Note: When mixing protocols such as SMB and SNFS, when you create or delete files and directories using one protocol, another protocol can take a while to see the changes and there may be a need to refresh. For example, if you create a file on an SNFS client, you might need to refresh Finder or Explorer on an SMB client to see the file.

In general, uncoordinated writers to the same file on different SNFS clients are not going to be coherent. If the writers (append or otherwise) do not coordinate who is writing with locks or some other mechanism, we cannot expect coherency.

With Linux SNFS (and maybe some other OS's besides Linux), we could accidentally have coherency but in general, this is not a suggested or "supported" workflow.
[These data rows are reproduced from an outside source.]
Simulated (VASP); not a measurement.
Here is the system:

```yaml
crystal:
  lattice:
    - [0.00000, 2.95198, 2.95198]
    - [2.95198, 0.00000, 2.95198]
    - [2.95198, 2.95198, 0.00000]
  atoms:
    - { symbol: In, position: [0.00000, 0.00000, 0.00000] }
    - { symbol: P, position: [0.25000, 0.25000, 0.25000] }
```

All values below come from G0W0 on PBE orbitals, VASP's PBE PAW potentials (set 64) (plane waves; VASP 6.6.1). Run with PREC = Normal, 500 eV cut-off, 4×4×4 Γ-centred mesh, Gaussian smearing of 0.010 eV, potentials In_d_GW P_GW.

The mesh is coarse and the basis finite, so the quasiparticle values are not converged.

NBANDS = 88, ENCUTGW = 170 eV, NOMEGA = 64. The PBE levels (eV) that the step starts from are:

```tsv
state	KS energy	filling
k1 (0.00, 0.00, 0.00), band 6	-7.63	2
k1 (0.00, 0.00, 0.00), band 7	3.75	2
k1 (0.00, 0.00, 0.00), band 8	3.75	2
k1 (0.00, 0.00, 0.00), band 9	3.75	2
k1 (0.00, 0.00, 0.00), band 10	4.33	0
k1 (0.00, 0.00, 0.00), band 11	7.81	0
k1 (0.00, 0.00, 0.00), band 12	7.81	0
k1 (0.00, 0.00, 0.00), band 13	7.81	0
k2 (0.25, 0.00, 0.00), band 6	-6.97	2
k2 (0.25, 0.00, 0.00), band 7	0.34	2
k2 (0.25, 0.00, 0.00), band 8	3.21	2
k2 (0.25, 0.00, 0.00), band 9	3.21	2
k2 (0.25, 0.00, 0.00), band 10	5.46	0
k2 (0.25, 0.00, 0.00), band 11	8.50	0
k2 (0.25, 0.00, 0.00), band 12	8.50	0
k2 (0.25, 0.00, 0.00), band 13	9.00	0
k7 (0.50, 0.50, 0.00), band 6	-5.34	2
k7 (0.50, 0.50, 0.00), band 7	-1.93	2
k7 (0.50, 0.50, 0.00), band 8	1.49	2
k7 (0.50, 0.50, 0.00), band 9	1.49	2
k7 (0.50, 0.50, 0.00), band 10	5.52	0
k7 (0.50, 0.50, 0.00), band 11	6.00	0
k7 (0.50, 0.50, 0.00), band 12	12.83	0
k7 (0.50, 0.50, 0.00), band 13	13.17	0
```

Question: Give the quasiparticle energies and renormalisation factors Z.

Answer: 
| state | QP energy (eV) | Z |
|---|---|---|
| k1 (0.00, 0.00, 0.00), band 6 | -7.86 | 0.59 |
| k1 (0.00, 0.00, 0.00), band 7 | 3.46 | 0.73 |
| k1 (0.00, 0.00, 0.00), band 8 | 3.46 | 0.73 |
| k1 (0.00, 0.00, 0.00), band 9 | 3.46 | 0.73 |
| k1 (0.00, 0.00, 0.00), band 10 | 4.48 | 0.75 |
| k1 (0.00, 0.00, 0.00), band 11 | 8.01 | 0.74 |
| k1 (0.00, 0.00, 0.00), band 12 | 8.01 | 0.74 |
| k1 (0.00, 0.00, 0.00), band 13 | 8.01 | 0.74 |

The following might cause uncoordinated appending writers to corrupt:

Windows clients
If the model is switched to ioTokens=false, this happens if a MAC client or pre-StorNext 6.0 client is one of the writers.
NFS access
Possibly SMB

Supported workflows are producer/consumer models or workflows with coordination where multiple writers use locks or some other mechanism to protect against concurrent writes of the same part of the file, including appending.

NFSv3 – Coherency

NFS has been touted as a stateless file system. This has advantages but limits coherency. For performance reasons, NFS caches file/directory attributes and contents. This can be thought of as state. For example, the state of a file includes who owns it and who can write it. The state of a directory includes which files exist in that directory.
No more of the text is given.